Consider Nelson Mandela, now sanctified as a global symbol of reconciliation and justice, who spent decades branded a terrorist. Like Palestine Action, the African National Congress became a proscribed organisation, and Mandela himself was cast by the West and its allies not as a freedom fighter resisting a violently racist system, but as a dangerous extremist and global pariah.
Ironically, the case of Mandela is often cited by global leaders seeking to repaint their beleaguered past as a moral outrage. Upon his death in 2013, heads of state who, merely five years prior, had officially categorised him as a terrorist, unleashed an outpouring of support and grief. It is presented as somehow shocking and unthinkable to us today that someone who has now become synonymous with liberation in fact remained on the United States’ terrorism watchlist until as recently as 2008. Our children learn about his noble lifework in classrooms across countries that vilified him less than twenty years ago, and most troubling of all, we are led to believe that the world has moved on from such glaring injustices. But have we really? Even the briefest glance at our troubling political reality today reveals that this is not something preserved in the history books. We are living this injustice today.
In the UK today, countless Palestine Action members are being held in prison on remand, not for violent acts but for direct-action protest.
This isn’t about public safety and certainly isn’t tied to the level of threat they pose; it’s about enabling states like the UK to define what the acceptable truth is allowed to be.

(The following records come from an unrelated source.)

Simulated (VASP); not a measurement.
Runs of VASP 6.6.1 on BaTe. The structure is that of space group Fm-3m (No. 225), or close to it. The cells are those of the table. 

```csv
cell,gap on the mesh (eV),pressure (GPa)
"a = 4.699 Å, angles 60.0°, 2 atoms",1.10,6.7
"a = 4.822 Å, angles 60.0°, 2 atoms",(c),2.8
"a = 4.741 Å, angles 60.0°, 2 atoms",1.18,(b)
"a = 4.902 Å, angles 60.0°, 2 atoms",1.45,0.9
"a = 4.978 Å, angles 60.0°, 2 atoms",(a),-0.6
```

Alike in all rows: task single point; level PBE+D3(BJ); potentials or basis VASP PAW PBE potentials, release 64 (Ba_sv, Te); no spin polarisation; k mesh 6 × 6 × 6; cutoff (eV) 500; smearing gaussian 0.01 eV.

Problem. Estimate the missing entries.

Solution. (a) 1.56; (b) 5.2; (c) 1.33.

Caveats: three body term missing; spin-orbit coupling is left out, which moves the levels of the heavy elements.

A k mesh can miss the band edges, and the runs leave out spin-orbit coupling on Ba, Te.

And when it comes to the issue of Palestine, it’s about stifling legitimate criticism of Israel by rebranding democratic civil action, or even moral opposition to genocide, as a national security threat. This is only further compounded by the fact that, in early February, the High Court ruled the ban on Palestine Action to be unlawful, solidifying how subjective and fickle definitions of terrorism really are.
We’ve seen the same playbook being used by the state again and again, whether it’s Mandela or the suffragettes, the Irish independence movement or civil rights activists in the USA. Throughout history, anyone who has challenged the status quo has first been vilified, criminalised and silenced by those in power.
But Who Gets to Define the Word “Terrorist”?
The origins of the word ‘terrorist’ reveal its shaky foundations. During the French Revolution, ‘terroriste’ referred not to rebels, but to the state itself – those enforcing violence in defence of the political order. Later, though, the term mutated into a moral cudgel used primarily by states against their adversaries, like anti-colonial activists in Algeria or members of the Irish independence movement. Their categorisation as terrorists enabled governments like the French and British to dehumanise those resisting them, dismissing their legitimate concerns and ultimately intensifying their oppression.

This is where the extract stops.